Charles Guyette, Godfather of American Fetish Art
Richard Pérez Seves
FetHistory
$9.99
174 pages
Language: English
ASIN: 1973773775
Isbn: 978-1973773771
@: buy it online
How can you not root for passionate underdogs? Take Richard Pérez Seves, the author of this and other books about the early fetish culture epitomized by John Willie, Stanton, Bettie Page and other household names for kinksters. While undoubtedly a truly great historian, he let his passion corner himself in a professionally unglamorous niche but doing so he is evidently realizing his dreams – and those of a small cadre of readers worldwide who are just as passionate as him about corsets, high heels and the such.
His latest work is about yet another passionate fellow, the relatively unknown Charles Guyette (1902-1976), and his fetish photos. Or, more precisely, the photos featuring his outrageous custom footwear and “theatrical props”, for Guyette was the prime supplier of the articles worn in almost all of the special interest pictures produced in the United States until the 1980s.

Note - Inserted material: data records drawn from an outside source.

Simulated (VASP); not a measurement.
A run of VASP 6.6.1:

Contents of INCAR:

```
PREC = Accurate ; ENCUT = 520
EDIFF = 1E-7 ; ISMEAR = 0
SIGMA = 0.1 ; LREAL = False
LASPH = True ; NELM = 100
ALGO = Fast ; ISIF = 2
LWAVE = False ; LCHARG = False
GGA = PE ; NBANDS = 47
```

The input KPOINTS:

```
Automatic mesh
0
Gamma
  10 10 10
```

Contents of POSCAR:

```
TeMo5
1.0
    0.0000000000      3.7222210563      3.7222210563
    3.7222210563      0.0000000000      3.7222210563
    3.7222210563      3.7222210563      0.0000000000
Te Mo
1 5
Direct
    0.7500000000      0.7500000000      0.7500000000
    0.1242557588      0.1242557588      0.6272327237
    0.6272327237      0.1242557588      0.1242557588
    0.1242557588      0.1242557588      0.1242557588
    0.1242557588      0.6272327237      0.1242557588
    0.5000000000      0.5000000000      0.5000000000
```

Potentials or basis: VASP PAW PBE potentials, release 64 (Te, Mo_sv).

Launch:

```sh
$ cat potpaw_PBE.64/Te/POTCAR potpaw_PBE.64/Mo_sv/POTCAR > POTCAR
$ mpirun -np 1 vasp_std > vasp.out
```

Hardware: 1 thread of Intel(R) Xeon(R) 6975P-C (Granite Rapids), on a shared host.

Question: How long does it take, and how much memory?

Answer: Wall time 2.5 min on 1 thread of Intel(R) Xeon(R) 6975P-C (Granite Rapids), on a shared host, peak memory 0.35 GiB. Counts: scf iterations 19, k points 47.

The book collects hundreds of such photos, but the truly interesting parts are those you won’t find on countless kinky websites too. More specifically, the few articles written about Guyette during his lifetime, and a series of interesting memorabilia such as the advertisements he published for decades under several pseudonyms to promote his business. Which become the basis to reconstruct his curious life.
Without spoiling the contents, it turns out that Guyette was inspired in his youth by the relatively uninhibited culture of carnivals and sideshows, and he developed a fascination for the kind of women he couldn’t find in mainstream America. While his neighbors praised the asexual, passive blandness of Doris Day, he kept busy making ultra-high heeled leather boots for a shadier kind of ladies, and he had an actual boxing ring hidden in the back of his shop as a photoset – but mostly in the hope that a couple of ‘fighting females’, as he called them, passed by to have a match.
The result was that he became the enabler of a full subculture celebrating a fantasy world that he and his clients and friends insisted to present as normal and true… until, many decades later, it finally entered the global narrative. One can only wonder how would he react to this year’s fashion shows, where thigh-high boots are actually mainstream.
The other fascinating aspect of Guyette story, at least for me, was his apparent “pure” fetishism: a love for the materials and the items themselves that left no room for the bodies wearing them or what you could do with them. You can see it for example in this terrible photo of a book spread featuring one of his early creations:
The picture on the left comes from the archives of the French boutique Yva Richard, the first ever to cater to a fetish clientele. Guyette saw it, and immediately went to work to create an identical girdle – which he did, but as you can see in the picture on the right, he misplaced the suspenders giving them center focus… but also a position that made wearing the item next to impossible, and prevented any sexual activity. Aren’t nerds cute?
As the story goes, Guyette went on to ditch proper fetish stuff in a sense, and producing rhinestone G-strings which he sold at astronomical prices equal to one full month’s salary of the average American. He seems therefore to have been also the inventor of the so-called “kink tax” on unusual erotic items (did you ever noticed how the same clamp costs $0.10 at the DIY store and $15 in a sex shop?), but this notwithstanding he had two more persons besides himself making those G-strings to cover the requests.
The rest, you’ll have to learn directly from this unique book celebrating outsiders everywhere. And who knows whether kink writers will become mainstream too some day…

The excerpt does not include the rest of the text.